The number of single-family homes put under agreement in February was up 44.2 percent compared to the same time last year (*2,335 homes in 2011 to 3,368 homes in 2012). This is the 10th straight month of year-over-year increases. This was the largest year-over-year increase since MAR has been tracking this data. Prior to the previous record in January 2012 (39.4 percent increase), the largest increase year-over-year was 32.3 percent in April 2010. On a month-to-month basis, single-family homes put under agreement went up 18.3 percent from 2,846 homes in January.

The number of condos put under agreement in February was up 35.3 percent compared to February 2011 (*944 units in 2011 to 1,277 units in 2012). On a month-to-month basis, condos put under agreement were up 20 percent from 1064 units in January.

About Pending Sales:
The tracking of signed purchase and sales agreements (also called “pending sales”) provide reliable information about where the real estate market is heading in coming months.

A pending sale or a sale “under agreement” is when the buyer and seller agree on the terms of the sale of a home and have a signed purchase and sale agreement, but have yet to close and be recorded as such. MAR is the only organization which compiles this statewide information from Multiple Listing Services each month.

About the Massachusetts Association of REALTORS®:
Organized in 1924, the Massachusetts Association of REALTORS® is a professional trade organization with more than 18,000 members. The term REALTOR® is registered as the exclusive designation of members of the National Association of REALTORS® who subscribe to a strict code of ethics and enjoy continuing education programs.

*Please note: As of January 2012, all 2011 pending home sales data has been updated to reflect new collection methods from the three REALTOR® affiliated Multiple Listing Services in Massachusetts via 10K Research and Marketing.

Monday, February 20, 2012

Home Affordability Climbs to its Highest Level Ever

The National Association of Home Builders/Wells Fargo Housing Opportunity Index came out with the latest figures for housing affordability. Housing affordability rose to a record high during the fourth quarter of 2011, which means a home buyer’s purchasing power is greater than it ever has been before.

The index showed that 75.9 percent of all new and existing homes sold in the fourth quarter were affordable to families earning the national median income of $64,200, according to the index. That marks the highest percentage recorded in the index’s 20-year history.

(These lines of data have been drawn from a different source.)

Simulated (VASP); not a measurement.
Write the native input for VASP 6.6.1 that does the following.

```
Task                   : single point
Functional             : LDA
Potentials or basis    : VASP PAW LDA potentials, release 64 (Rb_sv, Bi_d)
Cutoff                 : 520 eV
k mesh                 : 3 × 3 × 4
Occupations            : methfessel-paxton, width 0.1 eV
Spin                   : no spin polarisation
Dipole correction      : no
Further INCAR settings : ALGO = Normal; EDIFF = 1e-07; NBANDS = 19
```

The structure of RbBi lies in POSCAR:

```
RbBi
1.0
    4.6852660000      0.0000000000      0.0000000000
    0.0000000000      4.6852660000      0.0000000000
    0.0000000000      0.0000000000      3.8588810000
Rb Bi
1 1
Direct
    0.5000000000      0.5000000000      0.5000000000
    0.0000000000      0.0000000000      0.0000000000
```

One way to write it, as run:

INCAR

"While today's report indicates that home ownership is within reach of more households than it has been for more than two decades, overly restrictive lending conditions confronting home buyers and builders remain significant obstacles to many potential homes sales, even with interest rates at historically low levels," says Barry Rutenberg, chairman of the National Association of Home Builders.

See more here: http://realtormag.realtor.org/daily-news/2012/02/17/housing-affordability-reaches-new-records

Wednesday, February 01, 2012

Home Affordability Offering Up 40-Year Deals

   Home affordability is at 1971 levels, due to falling home prices and record low mortgage rates, pushing home ownership in reach to more families, according to the U.S. Department of Housing and Urban Development (HUD). Home owners are bringing in nearly double the median income they need to cover the cost of an average home, HousingPredictor reports.
 "With interest rates at historically low levels and markets across the country beginning to improve, home ownership is within reach of more households," Bob Nielsen, chairman of the National Association of Home Builders, said in a statement. 
    However, some consumers are finding more stringent lending standards for getting a mortgage a roadblock to home ownership.
http://realtytimes.com/159/JimArmstrong

Questions About Market Value of a Home

Question: Hi Jim, Why is this house priced almost $20,000 than it's assessed for? I know they bought it on 2005 for $350,000, but at today's market it seems unrealistic. It has no garage which would have to be built! I know this is not your listing, but do you know anthing else about it? It's been on the market since November 2011 and already has been reduced, but I believe it is not enough of a reduction. Thanks so much. - Kathy
In reference to the follow property: http://www.afhomesearch.com/properties/Danvers/Wadsworth-St/2850427

 Answer: Kathy,

The assessed value of a home has no relationship to the market value of a homes. The way the town determines assessed value differs from the way a Realtor or an appraiser determines value because it is done for tax purposes. Plus, assessments are usually 2 years behind market value, and many times don't include any recent upgrades.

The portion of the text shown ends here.